Minneapolis' oldest continuing law firm Gray Plant Mooty will merge with Kansas City, Mo., firm Lathrop Gage.
The merger, which will take effect at the beginning of next year, will combine nearly 400 attorneys and 14 offices across nine states to form Lathrop GPM LLP, according to a Thursday announcement.
"Both of our firms are, first and foremost, dedicated to our clients, and this combination will provide them with expanded services to meet their growing needs," said Gray Plant Mooty Managing Officer Michael Sullivan Jr., in a statement. "The synergies between Gray Plant Mooty and Lathrop Gage are remarkable. Together we will have the expertise in a wide range of practice areas and geographies to better serve our clients."
Gray Plant Mooty's current Minneapolis office in the downtown IDS Center, which employs 118 lawyers, will remain open along with the firm's offices in St. Cloud, Fargo, N.D., and Washington, D.C. Sullivan will serve as the partner-in-charge of the new firm's Minneapolis office, as well as a member of the executive committee responsible for integration efforts.
Gray Plant Mooty, with origins dating to 1866, employs 155 attorneys in its combined offices. It is known for its franchise and distribution law practice that helps franchisers in all stages of business development as well as its health law, higher education, mergers and acquisitions and nonprofit practices.

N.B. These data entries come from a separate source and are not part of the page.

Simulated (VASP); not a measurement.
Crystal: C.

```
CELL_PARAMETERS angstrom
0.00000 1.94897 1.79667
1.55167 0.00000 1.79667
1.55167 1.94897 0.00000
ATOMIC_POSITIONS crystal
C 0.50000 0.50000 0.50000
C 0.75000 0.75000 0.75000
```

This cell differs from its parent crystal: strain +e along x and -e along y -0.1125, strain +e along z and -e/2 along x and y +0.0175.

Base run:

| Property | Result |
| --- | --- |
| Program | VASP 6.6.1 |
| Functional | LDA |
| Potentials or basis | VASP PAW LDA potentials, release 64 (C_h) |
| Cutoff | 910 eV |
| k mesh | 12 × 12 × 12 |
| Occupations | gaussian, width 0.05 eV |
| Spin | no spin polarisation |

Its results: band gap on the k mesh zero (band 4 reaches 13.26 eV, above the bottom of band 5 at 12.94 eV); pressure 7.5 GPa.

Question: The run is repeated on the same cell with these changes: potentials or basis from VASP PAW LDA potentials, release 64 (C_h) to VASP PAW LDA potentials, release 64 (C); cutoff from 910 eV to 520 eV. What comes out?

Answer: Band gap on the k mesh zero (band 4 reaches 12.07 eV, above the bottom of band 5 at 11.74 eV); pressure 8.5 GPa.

Founded in 1873, Lathrop Gage, which has 240 attorneys across the country, provides guidance in litigation, business and intellectual property law among other practice areas.
"Clients are at the heart of everything we do," said Lathrop Gage Managing Partner Cameron Garrison, in a statement. "Our work helps them seize opportunities, solve problems and dominate their marketplace. This combination offers Lathrop Gage clients experienced attorneys in new legal practices and access to deeper benches in several areas."
Law firms in the Twin Cities as well as across the country have continued to consolidate to better compete against larger firms and expand their services. Last year, there were 106 law-firm combinations in the United States, the highest annual total recorded in more than a decade, according to Altman Weil MergerLine, which tracks law-firm mergers.
Minneapolis-based Briggs and Morgan in August said it had agreed to merge with Taft Stettinius & Hollister, a Midwest law firm with offices in Indianapolis, Chicago and Cincinnati. The deal will create a firm with about 600 attorneys and takes effect Jan. 1.